Of course, there are very valuable insights to be given around the fashion industry as it excludes almost everyone who isn’t a Kate Moss or a Hadid. However, narrowing in on disabled people and deciding that we are struggling has the whiff of a pre-planned, feel-good narrative designed for the gaze of non-disabled people.
A new wave of inspiration culture is being beamed at us all across our social media feeds, where self-styled life gurus dole out life hacks on Instagram, using inane captions such as “She could so she did” to send a chill of possibility down the reader’s spine, and we watch influencers become nutritionists overnight, releasing diet books just ahead of the Christmas shopping rush.

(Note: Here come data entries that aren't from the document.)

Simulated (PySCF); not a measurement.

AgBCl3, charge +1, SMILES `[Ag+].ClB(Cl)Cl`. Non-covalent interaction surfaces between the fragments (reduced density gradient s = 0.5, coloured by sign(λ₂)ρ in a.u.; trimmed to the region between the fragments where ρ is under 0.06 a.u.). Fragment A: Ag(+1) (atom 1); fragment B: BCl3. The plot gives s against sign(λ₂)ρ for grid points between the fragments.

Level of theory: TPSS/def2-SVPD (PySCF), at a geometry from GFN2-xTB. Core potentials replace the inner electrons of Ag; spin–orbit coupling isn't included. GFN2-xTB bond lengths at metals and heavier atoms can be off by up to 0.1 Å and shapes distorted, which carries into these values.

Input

Inspiration is big business, and disabled people are often used as a means to tell you that you can do anything if you put your mind to it, or, to use that well-versed line, “their disability doesn’t hold them back from living life”. The language we use to describe disabled people in these situations places an ableist perspective on our lives, removing our narrative altogether and cutting us out of the conversation.
If inclusivity is part of your plan for a project, a TV series or a campaign, do not push for a feel-good story at our expense, because that is when inclusivity becomes tokenism.
Tokenism does not push boundaries nor does it give us the freedom to lead the conversation or even change it.
Tokenism is a cop-out, an empty gesture that alludes to equality rather than practising it.
If we want to see real change in the representation of disabled people in the media, our voices need to be front and centre and not some feel-good trope. Let us lead the narrative because to really make change. The inspiration needs to be more than just fluff; it needs to be fully charged.